When an email is rejected by a subscriber's email server, it's called a bounce.
Hard bounce
A hard bounce indicates a permanent reason an email cannot be delivered. In most cases, bounced email addresses are removed automatically and immediately from the active subscribers and placed in the Cleaned portion of your list. Cleaned subscribers will be excluded from future campaign sends to this list.
While there are many reasons an email address may hard bounce, below are some common reasons this could happen:
- Recipient email address does not exist
- The domain name does not exist
- The recipient's email server has completely blocked delivery
Soft bounce
Soft bounces typically indicate a temporary delivery issue to an address and are handled differently than hard bounces. When an email address soft bounces, it will immediately display as a soft bounce in the email campaign report.
If an email address continues to soft bounce in additional email campaigns, the address will eventually be considered a hard bounce and cleaned from your list. We'll allow seven soft bounces for an email address with no subscriber activity and up to 15 soft bounces for subscribers with previous subscriber activity before converting a soft bounce into a hard bounce.

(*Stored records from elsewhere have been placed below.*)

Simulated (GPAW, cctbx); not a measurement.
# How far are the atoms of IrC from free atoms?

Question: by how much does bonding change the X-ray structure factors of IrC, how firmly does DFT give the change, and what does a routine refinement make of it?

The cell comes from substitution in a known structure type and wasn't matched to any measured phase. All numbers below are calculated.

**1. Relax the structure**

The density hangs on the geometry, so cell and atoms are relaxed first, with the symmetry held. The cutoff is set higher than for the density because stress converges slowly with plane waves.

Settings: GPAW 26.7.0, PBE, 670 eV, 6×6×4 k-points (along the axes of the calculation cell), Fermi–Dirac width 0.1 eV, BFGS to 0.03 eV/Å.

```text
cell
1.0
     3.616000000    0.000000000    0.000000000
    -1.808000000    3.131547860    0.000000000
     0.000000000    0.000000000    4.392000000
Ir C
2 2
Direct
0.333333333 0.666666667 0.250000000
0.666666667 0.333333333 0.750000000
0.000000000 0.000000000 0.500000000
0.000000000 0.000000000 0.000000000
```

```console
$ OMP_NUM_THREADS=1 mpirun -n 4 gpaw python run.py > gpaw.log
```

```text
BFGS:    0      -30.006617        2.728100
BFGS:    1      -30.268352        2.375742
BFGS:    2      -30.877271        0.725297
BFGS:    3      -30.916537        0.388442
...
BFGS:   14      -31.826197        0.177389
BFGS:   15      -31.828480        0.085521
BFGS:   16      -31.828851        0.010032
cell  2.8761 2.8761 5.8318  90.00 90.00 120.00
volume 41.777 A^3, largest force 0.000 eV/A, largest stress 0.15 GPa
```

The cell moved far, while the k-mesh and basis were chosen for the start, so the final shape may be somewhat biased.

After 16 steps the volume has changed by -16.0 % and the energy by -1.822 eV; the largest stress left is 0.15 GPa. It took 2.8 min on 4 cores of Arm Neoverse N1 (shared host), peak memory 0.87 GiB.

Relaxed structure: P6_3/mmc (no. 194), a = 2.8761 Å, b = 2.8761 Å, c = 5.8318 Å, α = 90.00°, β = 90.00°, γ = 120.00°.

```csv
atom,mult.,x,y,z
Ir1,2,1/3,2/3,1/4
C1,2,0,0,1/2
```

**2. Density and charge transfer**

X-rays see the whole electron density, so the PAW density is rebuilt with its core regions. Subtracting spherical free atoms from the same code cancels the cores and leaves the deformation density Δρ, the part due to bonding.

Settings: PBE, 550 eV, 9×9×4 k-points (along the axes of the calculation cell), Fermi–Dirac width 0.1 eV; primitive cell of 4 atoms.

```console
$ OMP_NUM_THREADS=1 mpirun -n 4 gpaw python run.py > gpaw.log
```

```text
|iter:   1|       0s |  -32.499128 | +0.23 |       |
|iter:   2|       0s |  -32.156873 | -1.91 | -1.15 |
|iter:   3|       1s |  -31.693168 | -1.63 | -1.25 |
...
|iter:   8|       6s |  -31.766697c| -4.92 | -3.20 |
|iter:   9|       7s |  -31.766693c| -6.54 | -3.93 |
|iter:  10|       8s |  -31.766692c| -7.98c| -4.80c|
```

While there are many reasons an email address may soft bounce, below are some common reasons this could happen:
- Mailbox is full (over quota)
- The recipient's email server is down or offline
- The email message is too large
High Bounce Rates
High bounce rates are often caused by lists that have gone stale or addresses that were improperly entered or imported.
Internet service providers (ISPs) have limits for bounces, unsubscribes, and abuse complaints, and Upsales is required to enforce these limits. If these rates are too high, it could prompt a warning or suspension on your account.
Bounce rate limits vary between ISPs and email providers, and they change throughout the year based on incoming email volume. Because these limits are variable, and to avoid giving too much information to spammers, ISPs do not publicly release their limits.